Boost.XML

Name : Gopi Krishna Menon

College : Dronacharya College of Engineering, Gurgaon, Haryana

Course : Computer Science Engineering

Degree Program : B.TECH (Bachelor of Technology)

Availability :

How much time do you plan to spend on your GSOC?

I like to keep myself punctual and plan my day in the morning itself 🙂. For GSOC, I intend to spend an average of 36 hours per week ( 6 hours * 6 Days) during the 3 months.

Effective Timings :

Weekdays:

6:00pm - 12:00am : Monday - Friday

Weekends:

10:00am - 2:00pm : Morning Adventures (Coding)

4:00pm - 5:00pm : Evening Adventures (Coding)

7:00pm - 9:00pm : Night Adventures (Coding)

What are your intended start and end dates?

I can start working on the project from 18th May onwards. Initially, during the community bonding period, I will require about 2 week's time to perform research on the existing APIs of different libraries and design the interface for both XML reader and writer. I intend to achieve all the proposed miltestones by August 10, 2021

What other factors affect your availability ?

During the GSOC period, I don't have any major engagements that would affect my availability. Only in July would I require 2-3 days for submitting my project report in college.

Background Information

I am a Senior at Dronacharya College of Engineering Gurgaon Haryana. Some of the courses that I have pursued till date are

Object Oriented Programming in C++
Principles of Operating System
Digital System Design
Digital Electronics
Theory of Computation
Core Java
Discrete Mathematics
Computer Architecture and Organization
Data Structures and Algorithms in C++
Microprocessors and Interfacing
Computer Graphics
Compiler Design
Software Project Management
Software Testing

Academic Performance

3rd Semester :
- Total Marks Secured : 926/1150
- University Rank : 16
- College Rank : 2
4th Semester :
- Total Marks Secured : 936/1150
- University Rank : 12
- College Rank : 1
5th Semester :
- Total Marks Secured : 986/1150
- University Rank : 2
- College Rank : 2
6th Semester :
- Total Marks Secured : 1009/1150
- University Rank : 2
- College Rank : 2

I also secured 100/100 Marks in Computer Science in Class 12 CBSE Board Exams. I completed my high school education from St.Thomas Sr.Sec School , Bahadurgarh, Haryana.

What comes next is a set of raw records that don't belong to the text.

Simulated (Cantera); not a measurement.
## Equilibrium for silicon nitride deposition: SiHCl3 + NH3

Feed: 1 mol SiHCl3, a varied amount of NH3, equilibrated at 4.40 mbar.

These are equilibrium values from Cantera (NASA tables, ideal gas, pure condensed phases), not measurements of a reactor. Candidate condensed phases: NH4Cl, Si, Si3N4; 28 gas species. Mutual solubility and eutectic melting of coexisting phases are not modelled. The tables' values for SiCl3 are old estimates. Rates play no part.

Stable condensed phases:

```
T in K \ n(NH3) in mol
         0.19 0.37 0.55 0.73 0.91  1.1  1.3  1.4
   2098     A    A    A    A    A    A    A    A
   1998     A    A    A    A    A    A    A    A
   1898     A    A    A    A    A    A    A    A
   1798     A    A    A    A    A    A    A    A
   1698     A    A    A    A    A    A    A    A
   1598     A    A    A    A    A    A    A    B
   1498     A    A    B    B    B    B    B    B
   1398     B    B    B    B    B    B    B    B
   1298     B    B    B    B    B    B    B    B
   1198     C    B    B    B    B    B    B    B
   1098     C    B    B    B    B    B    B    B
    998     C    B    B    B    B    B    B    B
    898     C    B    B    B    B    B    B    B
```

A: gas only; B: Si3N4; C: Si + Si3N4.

Internship/Jobs/Courses Audited

Google Summer of Code 2020 : For the development of FITS parser in Boost.Astronomy library
Student Faculty Status at Dronacharya College of Engineering : I conducted a 6 week course on Advanced C++ for the students of all semesters and obtained testimony for selfless contribution and outstanding performance during the course period.
Programming in C++ : An 8 week course conducted by National Programme on Technology Enhanced Learning. I was also in the 5% toppers category.

My Articles

Structured Binding in C++ : https://www.geeksforgeeks.org/structured-binding-c/

Attributes in C++ : https://www.geeksforgeeks.org/attributes-in-c/

std::Any class in C++ : https://www.geeksforgeeks.org/stdany-class-in-c/

Programming Interests

C++ has been the daily driver for all my needs. I am quite comfortable working and experimenting with C++. Apart from C++ I also love working in C#, Python, RUST and Visual Basic

Reason for Contributing to Boost Libraries

I am a C++ fanboy and one of the reasons is simply Boost libraries. Here are some of the reasons why I love Boost Libraries

Exceptional Code Quality
Purely Open Source
Flexible/Adaptable design
Gold Class Industry Standard
Influenced many of the libraries and features in the standard

Boost has been one of the main influencers in the development of modern C++ and it is my honour and pride if I can become a part of developing this beautiful language (C++) and its ecosystem.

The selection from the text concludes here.